It's fucking surreal how much they're fucking up. I'd buy a Xbox720 in a hearbeat but somehow, somewhere, someone in Microsoft thought that all of this intrusive, unappealing, retarded always online DRM shit was a good idea.

I just want to play Remedy games and I probably will never do because of the stupid fucking used game policy. I don't even know, man.



Raidou Kuzunoha said:


> How would one play something like Armored Core: For Answer on an Xbox controller, a game that requires high speed combat and quick reflexes, and fight someone like White Glint on Hard mode without feeling counter-intuitive?



Well, I can say to you that playing Devil May Cry HD feels much more comfortable and easy for me compared to when I played the original on the PS2. It all comes down to personal preference, I guess. Fuck, Bayonetta's core system is the 360. There's nothing inherently wrong with the controller for fast paced games.
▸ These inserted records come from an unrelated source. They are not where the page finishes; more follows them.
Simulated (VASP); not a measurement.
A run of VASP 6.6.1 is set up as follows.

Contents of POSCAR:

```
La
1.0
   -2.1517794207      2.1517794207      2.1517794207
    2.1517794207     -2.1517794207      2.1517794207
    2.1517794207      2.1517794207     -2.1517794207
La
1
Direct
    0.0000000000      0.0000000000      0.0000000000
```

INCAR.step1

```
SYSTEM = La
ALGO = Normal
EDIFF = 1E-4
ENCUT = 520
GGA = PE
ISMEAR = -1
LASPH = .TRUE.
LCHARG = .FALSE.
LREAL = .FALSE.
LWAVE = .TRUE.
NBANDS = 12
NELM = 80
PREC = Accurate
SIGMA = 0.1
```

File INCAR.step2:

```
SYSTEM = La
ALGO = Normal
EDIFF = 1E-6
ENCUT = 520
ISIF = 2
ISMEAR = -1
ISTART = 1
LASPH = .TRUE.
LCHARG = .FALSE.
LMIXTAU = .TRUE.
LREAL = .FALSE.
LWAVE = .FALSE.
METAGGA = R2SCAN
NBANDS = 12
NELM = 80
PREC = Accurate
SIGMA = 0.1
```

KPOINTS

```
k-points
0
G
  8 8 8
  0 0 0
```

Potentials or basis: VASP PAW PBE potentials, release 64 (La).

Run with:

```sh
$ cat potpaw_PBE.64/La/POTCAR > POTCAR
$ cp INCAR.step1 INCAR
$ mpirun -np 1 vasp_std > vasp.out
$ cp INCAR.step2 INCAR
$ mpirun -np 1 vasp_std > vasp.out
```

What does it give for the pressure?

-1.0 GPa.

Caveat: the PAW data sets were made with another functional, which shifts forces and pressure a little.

I can safely say that I passionately hate the LR2 buttons on the PS controller, that's my biggest grip with it, especially the PS3 version.


----------



## -Dargor- (Jun 13, 2013)

Deathbringerpt said:


> I passionately hate the LR2 buttons on the PS controller, that's my biggest grip with it, especially the PS3 version.



Dat middle finger, it ain't just for telling people off.


----------



## Ice Cream (Jun 13, 2013)

Death-kun said:


> It's like Microsoft is actively trying to whittle away at their userbase.




I tried to validate a reason to stick with Microsoft next gen after having a great experience with the Xbox and 360 but yesterday I decided to go with the PS4 with a $100 Gamestop pre-order.

All of the negative reports around the Xbox One was just too much and it's a shame since I was looking forward to the next Halo.

Why didn't you want my money Microsoft?... :/


----------



## Kaitou (Jun 13, 2013)

@soulnova

Peru has always been PS dominated anyways, with Nintendo being second.  Only a handful would rather play Xbox.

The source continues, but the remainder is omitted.